Thank you so much for your lovely comments about my photographs I really appreciate it. Because several of you said you wished you had time to do a photography course I thought I would pass on a few pointers which help me. I hope that is not too presumptuous of me.
Firstly I think that your best friend is the crop tool. Even simple editing programs have this facility. I will take you through my thinking in cropping a picture.
Here is the originally photograph of some honesty flowers I took with the macro lens. It is quite pretty, but not very exciting.
I use the crop tool to try to find a better composition using the usual rules. With flower pictures I often find a square crop works well. As the flowers that are in focus are in the left hand side that is the area I will use. Firstly I found this crop which gives strong diagonals. It also shows up the green seed pod which is sharply in focus against the darker background.
The rule of thirds is also a very useful compositional tool. I look for elements which fall on a line dividing the rectangle into thirds. As you can see with this composition the lines are only a loose guide but they do help balance your composition.
Here are both pictures without the lines - do you have a preference?
Another composition pattern I look for is a triangle.
Of course there are many compositional devises; a single diagonal, inverted triangle, vertical lines, horizontal lines and you could probably name more. By using the crop tool you can use these lines to strengthen your composition. Sometimes you only need to crop a little off one or more sides of your photograph to make all the difference and draw emphasis to your subject. This comma butterfly I took works quite well. I hand held the camera and was using automatic focus so I had my subject dead centre in case it flew off.
But a simple crop makes all the difference. I have used the rule of thirds for the crop below.
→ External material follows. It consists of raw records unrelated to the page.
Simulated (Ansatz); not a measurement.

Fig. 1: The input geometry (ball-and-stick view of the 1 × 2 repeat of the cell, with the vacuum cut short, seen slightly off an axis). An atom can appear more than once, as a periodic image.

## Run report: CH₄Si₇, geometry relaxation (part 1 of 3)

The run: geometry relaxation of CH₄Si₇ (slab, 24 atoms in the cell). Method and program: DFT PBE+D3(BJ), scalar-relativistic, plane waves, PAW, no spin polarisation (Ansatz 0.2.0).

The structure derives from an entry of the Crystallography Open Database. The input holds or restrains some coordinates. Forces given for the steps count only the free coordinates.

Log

(The rule of thirds gives a pleasing balance and is close to the Golden Section - but that is another story)
I think that many people shy away from using these simple editing tools. At first I thought it was 'cheating' to change my photographs, but of course photographers who develop their own pictures in the dark room have many 'tools' to help them make the most of their photographs. If you have never played with the crop tool, I hope you will give it a go and let me know what you think of the outcome.